Sophie Scholl

April 17th, 2007

Even when it was nominated for an Oscar, I avoided Sophie Scholl - The Final Days. After all, like Snakes on a Plane and Alien vs. Predator, it’s one of those movies where the title tells the entire story. In 1943, student Sophie distributes anti-fascist fliers, gets busted, convicted, and executed. It won’t spoil a thing when I tell you the movie fades to black over the sound of a dropping guillotine. Good friends of mine attended Geschwister-Scholl-Gesamtschule–surely I was exempt from having to sit through this?

But fear of boredom was only part of the reason I resisted this movie. After seeing Richard Attenborough’s Gandhi at a very impressionable age, tragedies about fearlessness in the face of abusive authority and the ultimate price of idealism have always hit me hard. Like Gandhi, Sophie Scholl is one of those larger-than-life figures who don’t just inspire but also inspire guilt. Her integrity shines an uneasy light on our own foul compromises with power. After all, my tax check just went to fund a war I oppose. Sophie wouldn’t have mailed it.

As far as unrelenting tragedies about impossibly principled historical figures go, Sophie Scholl is what we like to call “compelling.” Pacing and direction are brisk, the chilling sets (almost all interiors, imposing marbled staircases that drop from lofty atriums to fearful dungeons) serve the drama, and the cast of oddly shaped German faces–defiant, submissive, and (most frightening of all) revealing unmasked murderous opportunism–is most fascinating. I couldn’t take my eyes of Julia Jentsch, who is in every scene. Yes, it’s a history lesson, but first and foremost it’s a lesson in courage. Starker Tobak.

Sophie Scholl - Die letzten Tage. Marc Rothemund, 2005. ****

The Essential Gandhi

March 28th, 2005

An anthology of Gandhi’s writings, patched together with short biographical sketches. Takes a little getting into simply because many of the quotes are drawn together from all over the place and often you’re [not sure] that … you’re reading [inside or] outside the … square brackets23, but what the man has to say is revelatory. We all have this idea of Gandhi; mine is mainly derived form the Attenborough movie (which hit me at a very impressionable age.) To hear him explain himself is a real eye-opener.

In the future, whenever I hear anybody bitch about humanity’s supposed inherent evil, Gandhi will come to mind. Whenever we retaliate and answer terror with terror, Gandhi will come to mind…. He really was one of the preeminent thinkers of the 20th Century, and whenever we repeat mistake after mistake, it’s going to be crucial to remember that we already figured this out. It’s like MLK said: “If humanity is to progress, Gandhi is inescapable …. We may ignore him at our own risk.” And non-violence has made great strides since Gandhi (MLK, East Germany, Russia), but those stories aren’t told quite as frequently as that of the supposed “Greatest Generation.” It’s like the man says: “History is a record of an interruption of the course of nature. [Non-Violence], being natural, is not noted in history.”

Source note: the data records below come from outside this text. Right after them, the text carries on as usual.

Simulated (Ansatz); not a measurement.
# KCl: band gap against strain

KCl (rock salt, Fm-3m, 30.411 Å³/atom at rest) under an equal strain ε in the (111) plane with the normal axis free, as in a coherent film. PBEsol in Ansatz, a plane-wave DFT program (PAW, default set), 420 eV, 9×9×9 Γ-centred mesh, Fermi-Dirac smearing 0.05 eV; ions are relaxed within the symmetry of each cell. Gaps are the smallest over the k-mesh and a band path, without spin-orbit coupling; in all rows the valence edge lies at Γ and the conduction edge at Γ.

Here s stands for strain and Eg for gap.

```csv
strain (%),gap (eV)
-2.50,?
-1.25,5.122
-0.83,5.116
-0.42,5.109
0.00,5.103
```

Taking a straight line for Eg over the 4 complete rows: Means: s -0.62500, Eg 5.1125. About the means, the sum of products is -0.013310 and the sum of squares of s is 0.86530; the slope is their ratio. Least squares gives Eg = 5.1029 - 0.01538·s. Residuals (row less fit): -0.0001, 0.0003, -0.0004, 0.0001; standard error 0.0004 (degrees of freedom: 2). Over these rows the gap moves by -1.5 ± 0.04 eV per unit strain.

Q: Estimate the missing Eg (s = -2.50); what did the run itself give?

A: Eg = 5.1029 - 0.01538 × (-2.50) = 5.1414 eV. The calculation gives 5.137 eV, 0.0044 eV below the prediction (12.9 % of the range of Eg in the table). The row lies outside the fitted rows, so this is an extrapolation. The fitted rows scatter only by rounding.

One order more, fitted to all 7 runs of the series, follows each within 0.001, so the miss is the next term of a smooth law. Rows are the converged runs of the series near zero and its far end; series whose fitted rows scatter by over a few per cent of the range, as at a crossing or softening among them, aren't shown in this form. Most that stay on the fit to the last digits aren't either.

What’s stunning to me is the strength and courage it took. I can think of nobody more principled than Gandhi, and it’s almost frightening: in order to transform the world, he knew it was essential to transform himself, and his lifelong search for Truth would always begin with himself. What’s easy to overlook is that to him, non-violence was the most powerful tool for change–not the choice of the weak, but the weapon of the most courageous. There’s lots of food for thought here, about what it means to live under an oppressive and illegal government, about freedom, will, power, love, optimism. There are also almost prophetic insights into the future of Pakistan and Palestine, industrialism and urban life. I wish I’d marked this book up so I could pull out some quotes for you, but this is a library book.

Perhaps I’ll buy my own and read it again.